ETA, I also really enjoy when people do dumb, irresponsible shit ICly and look forward to the consequences blowing up in their face. Because that tends to require a mindset of trust in the GM, collaboration, and good sportsmanship, so you're on a good gaming experience when you screw up and go "Whoops oh shiiiit" and are excited to see what happens next, rather than dreading how this is gonna screw over your character.
Alright, we gon' have a thread for ... Mostly retail situations, I'm sure, but I have faith in humanity to deliver amazing stories for those who don't or haven't worked in retail but in something else.
I'mma lazily post WineWarrior into here as tale #1.
The woman who stole some wine from the fridge in the Cafe display, opened it and bottoms upped while everyone just watched (I mean what are you going to do, tell her to put it back? Backwash Bordeaux) in one go like a professional kegstander as she strutted outside, threw the bottle straight onto pavement as she marched into traffic across the street and went straight into the gym.
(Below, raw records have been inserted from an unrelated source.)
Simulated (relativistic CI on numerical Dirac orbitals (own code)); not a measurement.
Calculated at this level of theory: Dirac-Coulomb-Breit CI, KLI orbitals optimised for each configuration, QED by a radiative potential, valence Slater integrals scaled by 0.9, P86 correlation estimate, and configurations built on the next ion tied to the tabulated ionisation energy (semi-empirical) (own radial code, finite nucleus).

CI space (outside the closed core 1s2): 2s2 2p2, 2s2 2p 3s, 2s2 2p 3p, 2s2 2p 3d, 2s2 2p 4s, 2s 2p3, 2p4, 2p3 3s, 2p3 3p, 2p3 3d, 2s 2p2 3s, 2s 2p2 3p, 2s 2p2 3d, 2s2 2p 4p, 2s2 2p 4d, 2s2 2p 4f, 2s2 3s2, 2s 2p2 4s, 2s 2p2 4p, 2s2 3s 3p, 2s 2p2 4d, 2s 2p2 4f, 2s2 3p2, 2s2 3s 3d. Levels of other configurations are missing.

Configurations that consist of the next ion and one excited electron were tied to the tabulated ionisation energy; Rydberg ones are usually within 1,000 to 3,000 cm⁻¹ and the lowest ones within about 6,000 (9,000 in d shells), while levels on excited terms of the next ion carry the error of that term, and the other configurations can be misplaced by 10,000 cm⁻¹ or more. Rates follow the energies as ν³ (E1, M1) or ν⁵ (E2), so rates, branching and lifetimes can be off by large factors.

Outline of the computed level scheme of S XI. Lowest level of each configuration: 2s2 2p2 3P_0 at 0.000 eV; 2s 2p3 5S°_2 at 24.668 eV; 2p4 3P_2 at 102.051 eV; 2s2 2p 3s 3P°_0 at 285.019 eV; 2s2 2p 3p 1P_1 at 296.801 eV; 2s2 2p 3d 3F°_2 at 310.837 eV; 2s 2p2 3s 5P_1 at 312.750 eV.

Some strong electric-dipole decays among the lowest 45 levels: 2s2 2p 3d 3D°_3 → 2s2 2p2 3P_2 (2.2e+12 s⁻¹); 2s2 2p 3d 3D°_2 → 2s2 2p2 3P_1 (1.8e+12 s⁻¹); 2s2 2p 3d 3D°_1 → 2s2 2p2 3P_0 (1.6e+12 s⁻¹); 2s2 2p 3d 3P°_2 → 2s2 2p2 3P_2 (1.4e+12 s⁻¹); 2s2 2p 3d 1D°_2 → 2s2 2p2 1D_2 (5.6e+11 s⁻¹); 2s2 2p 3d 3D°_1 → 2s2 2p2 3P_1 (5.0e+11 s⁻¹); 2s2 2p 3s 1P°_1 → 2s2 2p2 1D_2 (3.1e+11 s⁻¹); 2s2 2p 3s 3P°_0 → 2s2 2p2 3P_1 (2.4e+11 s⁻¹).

Some random character designs for some women for a comic I never finish
@derp The changes to the color scheme
Happen to be WCAG AA compliant most of the time so congratulations on accidentally appeasing me
@wizz said in Oh, Humanity:
The second week after I began, I shit you not, the same fucking lady came in.
The fear.
Like, the "I need to burn all my IDs, cancel all my credit cards, and buy an emergency supply of amazon gift cards so I can have all my personal belongings strategically mailed on a round robin rotation 10 to separate 7-11s" delete-your-whole-life adrenaline spine drop fear
Of seeing some lady follow you not only out of a state
but to UTAH
@derp Oh lol I was like "Fuck I have a bigger problem than I thought"
My sister's idea of a great snack last night:
Ingredients:
One (1) fish tail deep fried in lemon-salt cornmeal batter
One (1) jar of jalapeño jam
Steps:
@chibichibi I was thinking much the same thing. Just copy down the pre-made characters in the various books. Voila.
@solstice YouTube serves widely disliked videos because it counts dislikes as engagement and finds somebody else to show it to. I'm not sure how the dislike button factors in to tailoring your personal feed but the fact that people clicked on the button and/or commented even to say that it's utter shit I'd what makes the video get recommended to the next person.
@derp The changes to the color scheme
Happen to be WCAG AA compliant most of the time so congratulations on accidentally appeasing me
Minty boys, hands down, I will fight you for some mintyboys. When girl scouts ask me if I want to buy cookies I just translate into my head do I want some mintyboys. There is no other cookie.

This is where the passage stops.